Sage Lewis – Mars Analogues

Coming soon in 2019

 

Sage Lewis’ book Mars Analogues was inspired in part by her experience exploring the desert in Qatar. She recalled this landscape, a year after inhabiting it, while viewing photographs from Mars made by NASA rovers. The book includes photographs the artist made while in Qatar, photographs she made of the book Postcards from Mars by Jim Bell, both sequenced with her photographs of abstract watercolor paintings made by the artists’ mother.

From the artist:

NASA/JPL/Cornell images taken by Mars Exploration Rovers between 2004-6 and published in the book Postcards from Mars by Jim Bell (Dutton/Penguin 2006) have served as the departure point for my multi-layered color laser toner prints. Other prints incorporate excerpts of watercolor paintings made by my mother Rose Loving in the 1980s and 1990s on Arches cold press paper. Sections of her paintings are used throughout the book. Black and white photographs were taken by me in Qatar in 2015. The geology specimens are photographs I made in 2016 using lantern slides from the collection of the Visual Studies Workshop in Rochester, NY. The glass slides were projected onto a backdrop of watercolor paintings and theater gels were used to create color effects in the room while I photographed the projection.

Earlier this year, I was browsing used books in Vermont when I came across a large coffee-table style book of landscape photographs that looked familiar to me. As I flipped through the pages showing vast expanses of rocky ground, details of geologic formations, and wave patterns in the soil, I had the distinct sense of having experienced this landscape first-hand.

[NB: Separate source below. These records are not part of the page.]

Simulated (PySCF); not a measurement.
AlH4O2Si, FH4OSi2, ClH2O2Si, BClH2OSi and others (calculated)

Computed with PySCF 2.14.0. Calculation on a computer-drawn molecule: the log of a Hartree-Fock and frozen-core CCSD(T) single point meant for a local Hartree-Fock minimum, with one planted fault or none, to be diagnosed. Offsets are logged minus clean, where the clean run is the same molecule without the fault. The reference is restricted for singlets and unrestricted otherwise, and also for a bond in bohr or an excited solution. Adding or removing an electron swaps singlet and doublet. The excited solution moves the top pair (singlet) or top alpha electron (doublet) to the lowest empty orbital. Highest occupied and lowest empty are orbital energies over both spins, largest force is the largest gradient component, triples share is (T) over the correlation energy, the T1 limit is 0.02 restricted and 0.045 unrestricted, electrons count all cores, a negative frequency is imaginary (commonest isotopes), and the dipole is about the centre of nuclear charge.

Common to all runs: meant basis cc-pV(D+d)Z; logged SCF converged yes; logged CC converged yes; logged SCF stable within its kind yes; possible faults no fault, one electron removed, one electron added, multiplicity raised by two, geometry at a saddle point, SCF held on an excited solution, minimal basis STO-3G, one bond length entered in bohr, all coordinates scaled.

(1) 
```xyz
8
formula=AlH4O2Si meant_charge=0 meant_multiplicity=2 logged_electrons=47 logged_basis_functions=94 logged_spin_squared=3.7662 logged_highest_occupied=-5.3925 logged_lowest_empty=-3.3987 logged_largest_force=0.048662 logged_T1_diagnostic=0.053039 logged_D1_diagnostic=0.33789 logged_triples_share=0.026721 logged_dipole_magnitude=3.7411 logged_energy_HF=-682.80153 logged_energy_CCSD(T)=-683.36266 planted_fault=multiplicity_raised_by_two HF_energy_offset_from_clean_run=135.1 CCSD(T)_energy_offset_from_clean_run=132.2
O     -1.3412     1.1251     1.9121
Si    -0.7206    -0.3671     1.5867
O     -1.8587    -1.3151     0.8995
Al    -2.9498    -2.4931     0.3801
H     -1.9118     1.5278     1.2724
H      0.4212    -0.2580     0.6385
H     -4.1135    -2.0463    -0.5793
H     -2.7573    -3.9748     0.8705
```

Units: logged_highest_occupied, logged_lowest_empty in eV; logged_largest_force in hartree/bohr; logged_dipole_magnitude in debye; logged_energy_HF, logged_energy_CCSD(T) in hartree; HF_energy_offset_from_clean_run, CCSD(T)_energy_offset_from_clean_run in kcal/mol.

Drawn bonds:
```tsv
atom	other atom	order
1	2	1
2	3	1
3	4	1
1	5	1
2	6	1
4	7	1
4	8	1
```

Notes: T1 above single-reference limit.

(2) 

The book was called Postcards from Mars and the images therein were taken on Mars by NASA’s rovers, Spirit and Opportunity. Gazing at these images, I felt almost nostalgic as I identified tire tracks imprinted on the bare land. I recognized outcroppings and rims of crater-like depressions where I had spent time photographing. A year earlier I had been living in Qatar and exploring the desert in a remote area in the west of the country called Zekreet.

There are numerous places on earth where the landscape can make you feel as though you are on another planet. NASA has used deserts in California and Mexico to simulate the experience of Mars and these places are referred to as Mars analogues.

Analogue has a different meaning when we think about how photographic images are produced. Images from NASA’s rovers, landers, orbiters, the Hubble Space Telescope, or the ESA’s Rosetta mission for example, are all beamed to earth as data, which is then translated by humans to make a picture. In earlier decades, image data from the moon was printed in segments and physically pieced together by scientists to compose a whole. Now image data sets are assembled like a mosaic and layered in “screen space” to create composite images, a kind of digital collage. False color helps to delineate the layers and create a sense of depth or identify minerals. In the case of the Mars rovers, segments within a single image were captured hours or even days apart, under different conditions of light and dust. The notion of a photograph as a record of a moment in time becomes complicated if we consider the difference between earth time and Martian time, and the time it takes for each set of data to reach earth.

This evidence of time becomes compressed—or maybe even erased—in the effort to make the whole image appear correct and relatively seamless. There is a desire to make sense of the disconnected parts. Countless aesthetic decisions and edits are made before these views reach a wider audience. It is essential to remember the presence of human touch in the process of constructing these translations from remote lenses, because the image is also an object with a layered history.

Jim Bell is the astronomer for the Mars rovers PanCam which took many of the images that are reproduced in Bell’s book Postcards from Mars. In orchestrating the rover’s images, the work his team has done is representative of how we might attempt to know a place that is completely foreign. That is, inch by inch, looking intently at the ground in front of us, and piecing it together across time and space.